Upstream Color (2013)

Movie Title: Upstream Color

Year Released: 2013

Rated: Not Rated

Runtime: 1h 36min

Genre: Drama, Sci-Fi

Director: Shane Carruth

Writer: Shane Carruth

Starring: Amy Seimetz, Shane Carruth, Andrew Sensenig, Thiago Martins, Kathy Carruth, Meredith Burke, Andreon Watson, Ashton Miramontes, Myles McGee, Frank Mosley, Carolyn King, Kerry McCormick, Marco Antonio Rodriguez,

Review: Kris (Amy Seimetz) is drugged by a thief with a parasite that has a strong hypnotic susceptibility over its host so that the crafty criminal can liquidate all of her assets. Once the parasite has been removed from Kris it is placed into the body of a young pig. Soon Kris tries to put her life back together and meets Jeff (Shane Carruth). Together these lost souls try to uncover what happened to Kris, who's responsible, and what is causing her experience life in such an unsettling way. So sit back and feast your eyes on the Upstream Color.

My description of the plot, which you have just read, sounds a bit weird, wouldn't you say? And that just scratches the surface of what happens in this very well made indie sci-fi drama. Upstream Color it not your typical movie. I mean it has characters and a story to tell, but it doesn't play the way your conventional movie does. It's very arty, and indie movie, which could turn off some viewers that might see it all as pretentious, but I was mesmerized for the entire running time trying to figure out what was going on and where the story was leading to next.

This is a movie about so many concepts that almost defy description. It's about trust, connection, fear, relationships, love, observing the world, finding peace - and a bunch of other things. Man, am I rambling on!

Amy Seimetz is amazing as Kris. She is so vulnerable, scared, confused, and shaken by her "identity theft" situation that she pretty much has to start her life over from scratch. She's not trusting of others and isn't quite sure if she can trust herself. It almost seems like she's recovering from a drug addiction or she's has serious mental problems, but there's something much more complicated going on. It's an amazing performance.
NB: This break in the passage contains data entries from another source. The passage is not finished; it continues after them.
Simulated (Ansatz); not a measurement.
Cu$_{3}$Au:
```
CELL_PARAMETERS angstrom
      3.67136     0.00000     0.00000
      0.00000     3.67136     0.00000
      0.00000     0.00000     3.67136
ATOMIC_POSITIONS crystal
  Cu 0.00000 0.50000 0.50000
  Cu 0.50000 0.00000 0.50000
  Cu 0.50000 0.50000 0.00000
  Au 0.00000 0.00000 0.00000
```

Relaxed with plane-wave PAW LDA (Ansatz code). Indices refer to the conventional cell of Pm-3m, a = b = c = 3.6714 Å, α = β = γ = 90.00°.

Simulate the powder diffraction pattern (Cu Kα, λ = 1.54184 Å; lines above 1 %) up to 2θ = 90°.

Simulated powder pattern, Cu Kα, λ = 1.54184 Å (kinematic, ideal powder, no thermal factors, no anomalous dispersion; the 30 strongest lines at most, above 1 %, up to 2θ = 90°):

The plot is kind of broken into three segments that deal with the cycle of life, which is the best way I can describe it; Each part is unique in style and substance. Filmmaker Shane Carruth really keeps you on your toes with the editing and pace of the film. He makes you pay close attention to little details like set dressing, lighting, and audio cues. All of these elements help the audience to get drawn into the story and its characters even though we might not quite have a full understanding of what they might be experiencing. When you see it you'll know what I mean.

I know my review isn't doing this movie any justice. It's a unique film experience that I was happy to have seen. A lot of it I don't quite understand, but I was entertained and it made me think about how films can really standout for being original. A rare creation like this hopefully gives future filmmaker's the incentive to make their own thing and churn out another remake or sequel. Individuality is something to strive for, and Upstream Color does that, and then some. Check it out! It's a hypnotic little experiment that might just surprise you and get you broaden your movie-going horizons.

Stars (out of 4):

Fun Fact: The film that Kris is editing at the beginning of the movie is A Topiary, the film that Shane Carruth had begun production on before deciding to film Upstream Color instead.